Last week I was in Dallas, Texas, for TechX 2023, Autodesk’s annual internal event for technical and design staff.
As the technical content shared at the event is company confidential, I’m mostly sharing pictures of people I had the good fortune to hang out with, during the course of the week. There was quite a bit of “real” work going on, too, though, so hopefully you won’t come away with the impression that it was just a week-long party. Ahem.
As there’s no direct flight to Dallas from Switzerland, I chose to fly via Heathrow from Geneva on the Sunday morning.
The onwards flight was operated by American Airlines, which meant a change of terminal from 5 to 3.
There was plenty of time for the terminal change, though, as the flight to Dallas was delayed by a half-hour or so. The gate was heaving with passengers.
I was part of boarding group 7 (is it me, or is this group thing getting out of hand?), so was quite late to board. Luckily with still enough overhead space, as I really didn’t want to check a bag.
I felt a tap on my shoulder as I settled in – it turned out that Pete Meltzer, my Research Engineering colleague, was sitting across the aisle from me. This wouldn’t be surprising on a flight to AU – which are often full of people heading to the conference – but Pete was the only person I recognised on the flight. A fun coincidence!
I was at the event a day early to attend our spring Architects Forum (for software architects, not real architects), so the Hilton Anatole was quite quiet when we arrived. The TechX registration desk was ready to go, though.
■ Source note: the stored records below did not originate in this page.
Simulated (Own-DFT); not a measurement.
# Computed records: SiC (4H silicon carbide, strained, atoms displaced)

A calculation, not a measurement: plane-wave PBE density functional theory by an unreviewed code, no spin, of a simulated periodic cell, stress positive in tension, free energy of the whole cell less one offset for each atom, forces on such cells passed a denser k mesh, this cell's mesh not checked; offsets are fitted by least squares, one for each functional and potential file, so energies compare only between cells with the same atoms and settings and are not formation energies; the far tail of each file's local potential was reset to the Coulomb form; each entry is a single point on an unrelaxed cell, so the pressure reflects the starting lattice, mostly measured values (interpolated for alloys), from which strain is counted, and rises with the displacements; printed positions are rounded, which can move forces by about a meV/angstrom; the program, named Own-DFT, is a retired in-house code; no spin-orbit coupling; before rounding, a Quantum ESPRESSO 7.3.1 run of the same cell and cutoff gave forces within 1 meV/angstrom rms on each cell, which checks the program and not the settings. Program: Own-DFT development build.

On Monday evening I went with a few members of the Research Engineering team for some local food.
Being a vegetarian, it was quite the experience seeing my colleagues demolish some good Texan BBQ.
I’d have been happier about the whole deal if my salad had been washed properly: I nearly lost a filling. But then I’m guessing they don’t sell a whole load of them.
The Hilton Anatole was possibly the nicest venue I can remember for a TechX. The hotel is full of Asian artwork and has a very clear focus on natural design elements.
Judging from the great, natural feel in the atrium, I’m almost certain that their architect worked with a biophilic design consultant.
There was a fantastic outdoor area that was easily accessible from the conference area. What a change from Las Vegas, where I used to head to the Grand Canal Shoppes to feel like I was outside!
In fact the welcome reception – on the Tuesday night – was held in this outside area. It was so much fun to catch up with old friends.
Jonathan Geffen is in our technical sales team in Barcelona (I’ve mentioned him before), and this was his first time at TechX. I hope we see each other at more in the future!
There were professional photographers at the event… once registered in their system for a single photo, you’d get links to all other photos taken of you thanks to the magic of facial recognition. Kinda freaky.
On Wednesday night we had an organizational event (meaning one for our organization, not one where we organized things ;-) where I bumped into Jonathan Breton, another friend I’ve mentioned before.
Thursday was May the 4th, so I put on a Star Wars t-shirt for a while, although I did dress up a bit more smartly for a presentation I had to give.
As the last official day of the event, we did our best to get together for a team photo (with the Research Engineering folk who were present, with the exception of Dianne and Kosala).
The closing night party was held at another fantastic party venue, the Frontiers of Flight Museum at Dallas Love Field.
I love events held in spectacular but interesting venues – it was like having a party at The Smithsonian’s Air and Space Museum!
It was a lot of fun to mingle with old friends while checking out the exhibits.
And afterwards there was dancing, which was also fun.
I did end up getting tagged in a few more photos…
Afterwards I ended up hanging out with friends from Research and the Impact team. We arrived back at the hotel in one piece, thankfully.
On the Friday morning I attended a Forma Hackathon, where we learned about the platform capabilities of this new offering. I can’t talk about what I learned (for now), but Forma has since been released, in case you want to check it out.
The flights back – once again via Heathrow to Geneva – were uneventful, although I didn’t manage to sleep much on the way.
Once home – at around 1pm – I napped for 90 minutes and then forced myself out of bed to walk the dog down by the lake.
It was just what I needed to start feeling restored.
It’s now Tuesday and I’m feeling pretty much back to normal. It was really nice seeing so many old friends during the course of the week in Dallas, aside from learning a lot about Autodesk’s various technological endeavours.